Grading is based on a 100-point scale:

  • A – greater or equal to than 85;
  • B – greater than or equal to 70, but less than 85;
  • C – equal to or greater than 55, but less than 70;
  • D – less than 55;
  • F – building didn’t submit required benchmarking information;
  • N – building exempted from benchmarking or not covered by the Energy Star program.

The energy label will include both a letter grade and the building's energy efficiency score.

Benchmarking, not unlike nutrition labels on food items or health grades for restaurants, is meant to help consumers make informed decisions, as well as guide establishments to aim for higher quality in the future.

But unlike the cited examples, these energy efficiency ratings are not for the health conscious, but the environmentally conscious.

As discussed in a previous article, New York City has identified that 48% of its energy usage is concentrated in less than 2% of its buildings. In an effort to reduce the city’s carbon footprint, these high-energy users are the ones targeted for annual benchmarking.

The hope is that potential renters and buyers will be more likely to give their business to a higher-grade building than a lower-grade one. This is already a common practice throughout Europe, though those grades are based more on building construction than day-to-day energy output.

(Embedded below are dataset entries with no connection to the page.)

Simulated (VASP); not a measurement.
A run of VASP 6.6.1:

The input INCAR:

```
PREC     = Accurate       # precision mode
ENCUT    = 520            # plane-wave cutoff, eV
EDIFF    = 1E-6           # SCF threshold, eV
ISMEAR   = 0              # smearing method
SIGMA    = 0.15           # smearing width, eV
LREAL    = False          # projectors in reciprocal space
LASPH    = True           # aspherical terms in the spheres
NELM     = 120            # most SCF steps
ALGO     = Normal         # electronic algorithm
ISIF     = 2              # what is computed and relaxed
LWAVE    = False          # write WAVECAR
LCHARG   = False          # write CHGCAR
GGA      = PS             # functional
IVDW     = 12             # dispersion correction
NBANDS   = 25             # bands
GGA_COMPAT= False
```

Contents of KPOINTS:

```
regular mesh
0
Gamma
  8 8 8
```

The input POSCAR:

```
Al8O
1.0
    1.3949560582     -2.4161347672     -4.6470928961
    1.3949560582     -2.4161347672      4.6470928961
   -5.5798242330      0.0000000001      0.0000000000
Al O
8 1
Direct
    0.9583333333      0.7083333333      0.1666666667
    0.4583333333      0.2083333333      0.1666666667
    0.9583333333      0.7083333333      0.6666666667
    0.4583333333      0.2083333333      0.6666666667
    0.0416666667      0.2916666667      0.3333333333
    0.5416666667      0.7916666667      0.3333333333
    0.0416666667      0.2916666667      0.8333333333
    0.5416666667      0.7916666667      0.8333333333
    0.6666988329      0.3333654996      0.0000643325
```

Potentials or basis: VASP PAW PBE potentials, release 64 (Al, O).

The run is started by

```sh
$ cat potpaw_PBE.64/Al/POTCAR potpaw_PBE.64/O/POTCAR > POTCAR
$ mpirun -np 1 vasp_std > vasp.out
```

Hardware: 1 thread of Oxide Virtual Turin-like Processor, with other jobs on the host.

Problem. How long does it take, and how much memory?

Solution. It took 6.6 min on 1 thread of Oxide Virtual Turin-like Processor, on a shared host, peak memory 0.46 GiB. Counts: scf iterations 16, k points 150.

Tips to Improve Your Rating

But a less-than-stellar energy grade is not meant to be a permanent scarlet letter upon your establishment. Buildings will need to resubmit and get regraded each subsequent year, so there is always a chance to improve your rating for the following year. Some ways to improve your building’s efficiency rating include:

  • Repairing all heating system leaks.
  • Maintaining the heating system, including, but not limited to, ensuring that system component parts are clean and in good operating condition.
  • Installing individual temperature controls or insulated radiator enclosures with temperature controls on all radiators.
  • Insulating all pipes for heating and/or hot water.
  • Installing indoor and outdoor heating system sensors and boiler controls to allow for proper set-points.
  • Implementing weatherizing and air sealing where appropriate, including windows and ductwork, with focus on whole-building insulation.
  • Installing timers on exhaust fans.
  • Installing radiant barriers behind all radiators.

For a more comprehensive list, see Section 28-321.2.2 of Local Law 97 of 2019.